05 Oct Evaluating Prospective Commercial Real Estate Tenants
Commercial property owners looking to fill vacancies should always evaluate prospective tenants before agreeing to enter into a lease. There is little to be gained from entering into a lease with a commercial tenant if that tenant won’t be able to fulfill the terms of the lease.
There are a number of factors that owners should consider when evaluating tenants, and they fall into two main categories: (1) the prospective tenant’s financial stability; and (2) the prospective tenant’s potential for success.
The prospective tenant must be able to afford the rent that you set. Its overall financial condition should be sound and one of the best ways to determine whether this is the case is to see if they pay their bills on time. Having a reputable credit agency do a credit check on the tenant is a simple and fast way to determine financial stability. You can also talk to the tenant’s main suppliers and its current landlord.
An examination of the tenant’s assets is also essential. Ask to see the tenant’s financial records, study them carefully, and discuss with the prospective tenant’s accountant any questions you may wish to have clarified.
Potential For Success
Once you are satisfied that the prospective tenant is financially stable, you must ask the question: Will the tenant be successful in your center?
To answer this question you can consider the following:
- The tenant’s reputation at its present location.
- The tenant’s sales volume. In the retail business, a turnover of stock at the rate of four to five times a year is considered good.
- The trend of the tenant’s sales. Has the tenant’s sales been increasing from year to year?
- The type of merchandise the tenant will be selling in your center. You’ll look to avoid duplications with other tenants in the center.
- The profile of the tenant’s average customer at its present location.
- How efficiently is the tenant’s business now being run? Is the efficiency or inefficiency likely to continue?
- The nature and extent of the tenant’s advertising.
What To Do When a Tenant Has No Track Record?
The previous suggestions work well with prospective tenants that have an established record, who have been in business and therefore offer tangible evidence of performance.
But what about a newly owned business that wants to rent space in your commercial property as its first-ever place of business?

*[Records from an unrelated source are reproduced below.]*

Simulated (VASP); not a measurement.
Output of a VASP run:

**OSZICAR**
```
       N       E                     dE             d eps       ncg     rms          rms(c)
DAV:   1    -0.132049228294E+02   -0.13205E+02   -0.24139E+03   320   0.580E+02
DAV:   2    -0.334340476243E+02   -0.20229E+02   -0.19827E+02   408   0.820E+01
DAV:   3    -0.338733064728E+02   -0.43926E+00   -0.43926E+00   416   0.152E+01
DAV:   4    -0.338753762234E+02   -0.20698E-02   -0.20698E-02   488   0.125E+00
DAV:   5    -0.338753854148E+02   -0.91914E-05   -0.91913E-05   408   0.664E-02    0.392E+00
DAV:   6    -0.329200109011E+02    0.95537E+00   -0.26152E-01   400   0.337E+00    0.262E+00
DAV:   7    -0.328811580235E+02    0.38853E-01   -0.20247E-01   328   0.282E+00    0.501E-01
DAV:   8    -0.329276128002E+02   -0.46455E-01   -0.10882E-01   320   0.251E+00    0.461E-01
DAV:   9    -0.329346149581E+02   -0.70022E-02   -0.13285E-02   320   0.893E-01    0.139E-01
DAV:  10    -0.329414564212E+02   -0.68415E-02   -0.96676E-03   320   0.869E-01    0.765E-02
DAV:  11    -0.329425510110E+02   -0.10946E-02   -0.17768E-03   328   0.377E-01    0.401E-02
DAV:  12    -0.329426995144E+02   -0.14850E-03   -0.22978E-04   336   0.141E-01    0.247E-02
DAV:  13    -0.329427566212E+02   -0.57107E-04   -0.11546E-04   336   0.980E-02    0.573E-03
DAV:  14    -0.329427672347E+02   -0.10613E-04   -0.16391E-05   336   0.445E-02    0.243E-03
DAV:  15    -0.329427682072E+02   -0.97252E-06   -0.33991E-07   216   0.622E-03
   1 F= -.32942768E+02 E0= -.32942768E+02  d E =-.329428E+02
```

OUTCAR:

You should appraise this kind of prospective tenant by using the same two key standards: financial stability and potential for success. But instead of looking at past records, you will be predicting and forecasting and making judgments about the prospective tenant’s ability, ideas, and business expertise. It is a riskier situation for you as owner-manager, but one that can pay great dividends if that new business generates new interest in your property.